As the Federal Income Tax deadline fast approaches, you might already be dreaming of ways to spend that check. What you should do with your tax refund depends on your individual financial goals and situation.
If you decide to grow your refund by investing it, there are many options available including stocks, bonds, mutual funds, interest-earning savings accounts and certificates of deposit (CDs). The choices can be overwhelming, but ultimately you want to know how much return you will receive for your deposit before picking an investment.
Here’s a simple, five-step method you can use to help decide how to best invest your tax return.
Step 1: Pick Different Investment Options to Compare
Whether you are considering an interest-earning savings account, a CD or some other option, it’s important that you choose at least two to get a complete comparison. You want to understand all your options.
Step 2: Decide How Much to Invest
Consider if you want to only invest just your estimated tax refund or put in additional cash. Of course, if you have the means, you might want to consider investing additional money to get more back in the long run.
Whichever you choose, the total will be the principal amount for your investment.
Step 3: Calculate the Number of Periods
Now you need to determine the number of periods that interest will be paid.
If the interest is being paid yearly, then the number of periods will be the number of years for the investment. For example, for a five-year CD that pays annual interest, the number of periods will be five.
If the interest is being paid more than once a year, multiply the number of years by the number of times interest is paid per year. For example, for a five-year CD that pays interest twice per year, the number of periods will be 10.
Note that if you are considering a savings account, then your number of periods would be the length of time you plan to keep the money in that account without withdrawing or adding funds.
Step 4: Calculate the Value of Your Investment Options
It might seem intimidating, but you can actually calculate the future value of your investment options fairly easily by using an online financial calculator or Excel spreadsheet.
If You Plan to Use a Calculator
You can utilize any online finance calculator, and you just need to input the below fields:
– Number of periods
– Principal amount to be invested
– Interest rate per annum
The calculator will do the math for you.
If You Plan to Use Excel
Input the following fields into the formula “= FV(rate,nper,pmt,pv)”. Again, you just need to fill in the appropriate information.
– Interest rate per annum (rate)
– Number of periods (nper)
– Principal amount to be invested (PV)
Annuity payment or PMT, for both the online finance calculator and Excel spreadsheet, should be zero except in certain situations which will be noted later. And for reference, the FV is the future value and represents the principal amount you invested plus all interest repayments.
An Investment Example
Let’s say you are considering investing $5,000 into a five-year CD at 0.88 percent per annum.
If using an online finance calculator, you would add in this information.
— Five for the number of periods
— $5,000 for the principal amount to be invested
— 0.88 for the interest rate per annum
If you decided to use the Excel spreadsheet, on the other hand, you would put the information into the formula. The formula “= FV(rate,nper,pmt,pv)” would therefore be =FV(0.0088,5,0,-5000). The principal amount is a minus in Excel because you are investing that money and therefore would have $5,000 less to start.

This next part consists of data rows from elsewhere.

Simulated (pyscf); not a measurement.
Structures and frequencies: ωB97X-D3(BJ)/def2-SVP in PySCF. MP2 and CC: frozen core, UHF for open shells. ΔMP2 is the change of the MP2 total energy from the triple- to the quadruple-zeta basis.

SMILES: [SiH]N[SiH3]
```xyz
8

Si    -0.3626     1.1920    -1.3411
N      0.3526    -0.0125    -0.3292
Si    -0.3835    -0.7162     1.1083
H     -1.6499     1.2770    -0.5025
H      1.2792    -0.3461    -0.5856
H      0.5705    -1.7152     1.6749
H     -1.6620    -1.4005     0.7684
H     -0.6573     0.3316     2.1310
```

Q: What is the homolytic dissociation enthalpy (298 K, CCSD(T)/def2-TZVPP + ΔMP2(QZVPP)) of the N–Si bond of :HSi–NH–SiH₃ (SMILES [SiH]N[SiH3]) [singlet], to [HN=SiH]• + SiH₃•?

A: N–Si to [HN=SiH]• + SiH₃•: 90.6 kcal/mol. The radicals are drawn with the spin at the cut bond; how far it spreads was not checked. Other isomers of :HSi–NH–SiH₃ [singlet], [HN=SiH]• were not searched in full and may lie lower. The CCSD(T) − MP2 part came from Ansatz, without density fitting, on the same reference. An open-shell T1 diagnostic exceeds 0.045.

PMT will remain zero unless you are adding more money to your investment each year.
For the example investment of $5,000 into a five-year CD at 0.88 percent per annum, the future value (regardless of whether you used the calculator or Excel) comes out to $5,223.91. Therefore, the total interest paid is $223.91 for that period.
Step 5: Compare the Value of Your Investment Options
When it comes to investing, it is important to understand your options before diving in head first. After calculating the amount of interest for different investment options of the same period, you can compare and decide how to best invest.
So before blowing your tax return on that tropical vacation or fancy pair of shoes, and before sticking it away in a savings account that won’t accrue anything, consider turning it into an investment instead. Let your tax refund really work for you.